[Python-ideas] Changing the default text encoding of pathlib

27 views
Skip to first unread message

Inada Naoki

unread,
Jan 24, 2021, 9:34:17 PM1/24/21
to python-ideas
My previous thread is hijacked about "auto guessing" idea, so I split
this thread for pathlib.

Path.open() was added in Python 3.4. Path.read_text() and
Path.write_text() was added in Python 3.5.
Their history is shorter than built-in open(). Changing its default
encoding should be easier than built-in open and TextIOWrapper.
New default encodings are:

* read_text() default encoding is "utf-8-sig"
* write_text() default encoding is "utf-8"
* open() default encoding is "utf-8-sig" when mode is "r" or None,
"utf-8" otherwise.

Of course, we need a regular deprecation period.
When encoding is omitted, they emit DeprecationWarning (or
EncodingWarning which is a subclass of DeprecationWarning) in three
versions (Python 3.10~3.12).

How do you think this idea?
Should we "change all at once" rather than "step-by-step"?

Regards,
--
Inada Naoki <songof...@gmail.com>
_______________________________________________
Python-ideas mailing list -- python...@python.org
To unsubscribe send an email to python-id...@python.org
https://mail.python.org/mailman3/lists/python-ideas.python.org/
Message archived at https://mail.python.org/archives/list/python...@python.org/message/J5VR56YRXA3PVPUH3KM72OX7SUBAZUKL/
Code of Conduct: http://python.org/psf/codeofconduct/

Christopher Barker

unread,
Jan 25, 2021, 3:02:11 PM1/25/21
to Inada Naoki, python-ideas
On Sun, Jan 24, 2021 at 6:33 PM Inada Naoki <songof...@gmail.com> wrote:
My previous thread is hijacked about "auto guessing" idea,

yes -- I'm a bit confused by that -- are folks advocating for making some sort of encoding detection the default? or available as an option in the stdlib? -- in any case, Ithink that could be an independent proposal.

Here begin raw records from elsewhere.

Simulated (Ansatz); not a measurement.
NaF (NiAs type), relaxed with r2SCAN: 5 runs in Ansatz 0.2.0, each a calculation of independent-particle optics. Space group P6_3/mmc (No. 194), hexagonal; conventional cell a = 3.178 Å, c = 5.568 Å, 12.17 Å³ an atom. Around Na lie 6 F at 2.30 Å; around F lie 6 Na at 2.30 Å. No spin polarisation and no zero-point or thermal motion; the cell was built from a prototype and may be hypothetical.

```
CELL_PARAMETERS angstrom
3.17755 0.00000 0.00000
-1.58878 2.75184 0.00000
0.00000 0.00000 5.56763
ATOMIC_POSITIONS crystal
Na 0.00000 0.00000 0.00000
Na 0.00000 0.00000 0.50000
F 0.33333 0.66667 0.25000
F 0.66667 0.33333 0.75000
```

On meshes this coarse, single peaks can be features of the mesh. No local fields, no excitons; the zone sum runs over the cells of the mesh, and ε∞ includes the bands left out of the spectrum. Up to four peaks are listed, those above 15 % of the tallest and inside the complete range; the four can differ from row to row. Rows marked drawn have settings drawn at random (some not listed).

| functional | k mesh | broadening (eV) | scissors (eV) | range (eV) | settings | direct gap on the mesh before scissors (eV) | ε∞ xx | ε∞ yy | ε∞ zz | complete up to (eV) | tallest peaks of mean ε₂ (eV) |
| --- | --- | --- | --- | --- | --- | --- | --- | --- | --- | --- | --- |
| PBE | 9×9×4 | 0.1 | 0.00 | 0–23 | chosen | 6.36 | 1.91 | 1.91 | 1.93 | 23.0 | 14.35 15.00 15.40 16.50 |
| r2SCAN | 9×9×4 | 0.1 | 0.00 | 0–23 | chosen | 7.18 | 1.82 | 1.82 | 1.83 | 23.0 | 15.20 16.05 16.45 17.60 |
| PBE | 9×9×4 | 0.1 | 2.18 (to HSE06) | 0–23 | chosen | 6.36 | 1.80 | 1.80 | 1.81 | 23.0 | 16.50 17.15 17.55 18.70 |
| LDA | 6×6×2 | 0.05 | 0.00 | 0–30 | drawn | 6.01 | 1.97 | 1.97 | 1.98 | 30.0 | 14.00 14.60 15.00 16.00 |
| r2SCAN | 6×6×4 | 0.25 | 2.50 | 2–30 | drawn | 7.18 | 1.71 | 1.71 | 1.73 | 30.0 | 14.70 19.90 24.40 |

First: I really want to see this get pushed forward and get done, one way or another -- using a system setting as a default is a really bad idea in this day of interconnected computers.

But back to PEP 597, and how to get there:

1) We need to start with a consensus about where we want Python to be in N versions. That is not specifically laid out in the PEP but it does imply that in the sometime-long-in-the-future:

- TextIOWrapper will have utf-8 as the default, rather than `locale.getpreferredencoding(False)`
this behaviour will then be inherited by:
- `open()` without a binary flag in the mode

- `Path.read_text`
- there will be a string that can be passed to encoding that will indicate that the system default should be used.

(and any other utility functions that use TextIOWrapper)

Forgive me if there is already a consensus on this -- but this discussion has brought up some thoughts.

1) As TextIOWrapper is an "implementation detail" for most Python developers, maybe it shouldn't have a default encoding at all, and leave the default implementation(s) up to the helper functions, like open() and Path.read_text() -- that would mean changes in more places, but would allow different utility functions to make different choices.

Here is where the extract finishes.